This July, Chelsea also reached that conclusion as they banned one supporter for life and handed out sanctions from between one to two years for incidents at the same Premier League match. The Crown Prosecution Service (CPS) decided not to initiate criminal prosecutions.
By this stage, Sterling had long since altered the conversation.
Good morning I just want to say , I am not normally the person to talk a lot but when I think I need my point to heard I will speak up. Regarding what was said at the Chelsea game as you can see by my reaction I just had to laugh because I don’t expect no better. For example you have two young players starting out there careers both play for the same team, both have done the right thing. Which is buy a new house for there mothers who have put in a lot of time and love into helping them get where they are, but look how the news papers get there message across for the young black player and then for the young white payer. I think this in unacceptable both innocent have not done a thing wrong but just by the way it has been worded. This young black kid is looked at in a bad light. Which helps fuel racism an aggressive behaviour, so for all the news papers that don’t understand why people are racist in this day and age all i have to say is have a second thought about fair publicity an give all players an equal chance.
‘Have a second though’
“Regarding what was said at the Chelsea game, as you can see by my reaction, I just had to laugh because I don’t expect no better,” he wrote in an Instagram post the day after the game, in what remains a damning assessment of the atmospheres and sickening attitudes too often allowed to fester in football stadia – supposedly places of celebration and work for young athletes.

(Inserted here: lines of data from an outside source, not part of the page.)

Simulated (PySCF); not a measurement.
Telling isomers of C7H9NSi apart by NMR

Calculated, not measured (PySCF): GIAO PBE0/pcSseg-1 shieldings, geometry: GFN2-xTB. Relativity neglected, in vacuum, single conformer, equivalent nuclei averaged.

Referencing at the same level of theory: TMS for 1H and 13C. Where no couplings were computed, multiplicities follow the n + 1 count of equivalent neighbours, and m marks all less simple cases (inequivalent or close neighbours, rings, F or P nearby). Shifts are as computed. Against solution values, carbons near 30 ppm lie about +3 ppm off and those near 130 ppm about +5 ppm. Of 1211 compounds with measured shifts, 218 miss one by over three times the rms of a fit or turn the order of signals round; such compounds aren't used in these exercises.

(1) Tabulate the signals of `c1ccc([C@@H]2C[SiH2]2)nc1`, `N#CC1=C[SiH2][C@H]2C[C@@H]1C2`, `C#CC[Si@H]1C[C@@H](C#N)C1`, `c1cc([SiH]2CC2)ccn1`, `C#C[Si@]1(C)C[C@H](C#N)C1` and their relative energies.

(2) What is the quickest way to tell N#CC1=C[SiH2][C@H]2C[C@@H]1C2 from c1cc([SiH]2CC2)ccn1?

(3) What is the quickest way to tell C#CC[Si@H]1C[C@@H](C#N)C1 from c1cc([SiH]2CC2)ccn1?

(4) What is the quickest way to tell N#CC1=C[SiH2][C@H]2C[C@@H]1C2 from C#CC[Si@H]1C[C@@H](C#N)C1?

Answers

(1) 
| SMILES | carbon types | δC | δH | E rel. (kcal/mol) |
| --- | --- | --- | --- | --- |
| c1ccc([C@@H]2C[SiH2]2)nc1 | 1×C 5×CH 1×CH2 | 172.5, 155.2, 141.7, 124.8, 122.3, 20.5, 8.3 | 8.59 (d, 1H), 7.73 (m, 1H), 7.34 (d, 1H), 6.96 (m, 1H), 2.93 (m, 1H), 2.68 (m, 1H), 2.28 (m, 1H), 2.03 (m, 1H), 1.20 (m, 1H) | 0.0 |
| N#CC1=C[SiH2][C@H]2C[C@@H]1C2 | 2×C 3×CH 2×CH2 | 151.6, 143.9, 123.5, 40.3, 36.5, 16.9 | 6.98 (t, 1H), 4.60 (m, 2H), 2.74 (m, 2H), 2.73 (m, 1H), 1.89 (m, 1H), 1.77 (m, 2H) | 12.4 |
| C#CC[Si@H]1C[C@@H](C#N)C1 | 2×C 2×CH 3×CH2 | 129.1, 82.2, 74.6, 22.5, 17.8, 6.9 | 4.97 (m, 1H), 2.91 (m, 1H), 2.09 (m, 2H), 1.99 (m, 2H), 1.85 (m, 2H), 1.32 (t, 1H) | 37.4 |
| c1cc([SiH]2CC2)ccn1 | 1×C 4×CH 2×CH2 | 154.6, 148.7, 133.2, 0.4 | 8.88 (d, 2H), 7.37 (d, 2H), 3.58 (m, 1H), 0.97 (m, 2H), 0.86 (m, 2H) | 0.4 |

But Sterling was keen to turn the focus outwards, taking the opportunity to highlight the contrasting tones with which the Daily Mail reported on two of his young team-mates Phil Foden and Tosin Adarabioyo – one white, one black – buying houses for their mothers.
“This young black kid is looked at in a bad light, which helps fuel racism an aggressive behaviour,” Sterling posted, before imploring news outlets to “have a second thought about fair publicity”
Troy Townsend, head of development at anti-racism and discrimination organisation Kick It Out, felt this reframing was particularly timely given the events a week earlier at the north London derby, where a Tottenham fan threw a banana skin at Arsenal striker Pierre-Emerick Aubameyang.
“My response was, literally, ‘Well done, Raheem’,” Townsend told Omnisport.
“The week before, [the Aubameyang incident] wasn’t racism to many. That wasn’t racism to people who have never experienced the act of the banana being thrown at them or being called a monkey.
“So, Raheem’s was a massive, great step. It let the media look at each other and I think that’s massive. In one post he’s made elements of the media change.”
Far from being hindered by the increased focus upon him as an eloquent and reluctant role model, Sterling has gone from strength to strength on the field.
That treble feeling
A brace in May’s FA Cup final saw him conclude last season with 25 club goals in all competitions as City claimed an unprecedented domestic treble – the first part of which, the EFL Cup, came as Sterling steered the decisive kick in a penalty shoot-out against Chelsea into the top corner.
There have been hat-tricks in the Champions League and for England, who he captained in June’s Nations League Finals semi-final versus the Netherlands. Now a reliable goalscorer for his country, he netted eight in qualification for Euro 2020.
The industry he urged to take a look at itself honoured Sterling, the 2018-19 Football Writers’ Association Footballer of the Year. The BBC’s Sports Personality of the Year gong could be added to his collection this month.
“It’s all about mentality. Mentality, maturity and growing up,” Sterling said ahead of the showdown with United.
“I’m obsessed with football, obsessed with scoring goals, obsessed with recovering quicker and obsessed with improving myself.”
Spiralling numbers show how fruitful that obsession has been, while Sterling’s maturity – a scuffle with Joe Gomez on international duty aside – is frequently evident.
Every time he intervenes on issues of racism, be it responding to he and England team-mates receiving abuse in Montenegro and Bulgaria, defending Italy striker Moise Kean or supporting Newport County Under-14 goalkeeper Ethan Ross, Sterling strikes at the heart of the issue and is a force for good.
He covered the funeral costs of Crystal Palace youth player Damary Dawkins, who tragically lost his battle with leukaemia, having dedicated an England goal against the Czech Republic to the 13-year-old.
Raheem the role model
Other examples of Sterling’s community mindedness could be found when he arranged tickets to City’s FA Cup semi-final against Brighton and Hove Albion for 550 pupils from his old school, while last month he urged those able to among his 2.2million Twitter follows to register to vote in the upcoming UK general election.
“He’s a young, black role model for so many young people. His status will go far and beyond football, that’s for sure,” said Townsend, who feels Sterling can align with some of British football’s true pioneers and icons.
“You will have young people not just wanting to be Raheem Sterling the footballer, but who will want to be Raheem Sterling the human being.
“I take that as the kind of impact John Barnes had, when he was almost fighting racism by himself. Or Cyrille Regis, Laurie Cunningham and Brendon Batson when they were at West Brom.
“With those forefathers, the generation before him, he will be recognised as someone who’s had a massive influence and impact.
“That’s probably the most powerful legacy of that post a year ago. He will have empowered many people to stand up for themselves, stand up for their rights and stand up for who they are as human beings.”
Townsend is at pains to point out Sterling cannot be the “be-all and end-all” in the fight against racism, and that burden must never be placed upon any single person.
But, as M
anchester United look to repel the City star’s on-field obsession, it is to his immense credit he has managed to shed so much light a year on from that dark day.